What makes something beautiful?
Each year one of the paper assignments I give to my undergraduate students is as follows:
1. List 10 songs that you think are beautiful and 10 songs that you think are ugly.
2. For each song, write two-three sentences about why you think it’s beautiful or ugly.
After the students have handed in these papers, we devote a class session to a discussion of the issues raised by the assignment. Students from Nova High School join us, having also completed this assignment (which was originally created by a Nova High School teacher, Terrance McKittrick).
This year we had about 25 undergraduates and 15 high school students together for the “beautiful/ugly songs” session. We started in small groups, each composed of a couple of high school students and 2 or 3 undergraduates. The students talked about their choices and what made the songs they chose beautiful or ugly to them. We then came together for a larger discussion, which included students sharing some of their music. As we listened to the songs chosen, we talked about the relationships between emotion and music, beauty and ugliness, and memory and emotion, and about the difference between liking a piece of music and thinking it beautiful. Is beauty an objective aesthetic quality of certain music? Or is it purely a subjective reaction, based on the listener and his or her experiences?

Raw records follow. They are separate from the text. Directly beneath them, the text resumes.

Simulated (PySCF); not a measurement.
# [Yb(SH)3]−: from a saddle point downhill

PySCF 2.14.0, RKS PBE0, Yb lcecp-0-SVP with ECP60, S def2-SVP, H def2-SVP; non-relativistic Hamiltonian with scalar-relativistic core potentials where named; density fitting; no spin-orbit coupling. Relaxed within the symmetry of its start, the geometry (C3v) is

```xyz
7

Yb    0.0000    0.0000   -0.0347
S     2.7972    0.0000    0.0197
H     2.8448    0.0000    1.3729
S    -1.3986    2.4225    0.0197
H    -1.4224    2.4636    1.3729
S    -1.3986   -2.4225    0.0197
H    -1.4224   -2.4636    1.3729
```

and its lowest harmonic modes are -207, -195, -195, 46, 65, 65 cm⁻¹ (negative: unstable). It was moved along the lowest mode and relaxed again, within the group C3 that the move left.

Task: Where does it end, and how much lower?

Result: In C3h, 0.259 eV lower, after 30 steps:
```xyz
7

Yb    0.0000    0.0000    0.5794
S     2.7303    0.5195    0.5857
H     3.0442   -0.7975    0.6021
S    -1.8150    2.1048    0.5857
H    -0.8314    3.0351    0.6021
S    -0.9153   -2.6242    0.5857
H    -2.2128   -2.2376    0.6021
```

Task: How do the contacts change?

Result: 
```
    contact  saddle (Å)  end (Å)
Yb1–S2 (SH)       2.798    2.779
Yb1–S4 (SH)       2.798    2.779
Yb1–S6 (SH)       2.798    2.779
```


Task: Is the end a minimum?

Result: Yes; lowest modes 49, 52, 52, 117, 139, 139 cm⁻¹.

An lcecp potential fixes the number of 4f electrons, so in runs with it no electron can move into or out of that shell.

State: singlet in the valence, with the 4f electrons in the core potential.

Engaging in this exercise every year always reminds me how intimate our musical choices are. When students share their songs and talk about why they chose them, the discussion often illuminates aspects of the students that are very personal. Students often mention how meaningful this assignment is for them, and also how hard it is to do. They note that it forces them to wrestle with what exactly is a beautiful (or ugly) song for them, and what makes it so. I think that this simple activity works so well because, for many of us, the music we listen to really matters to us, and thinking about why this is so engages students deeply in an analysis of the nature of beauty and art.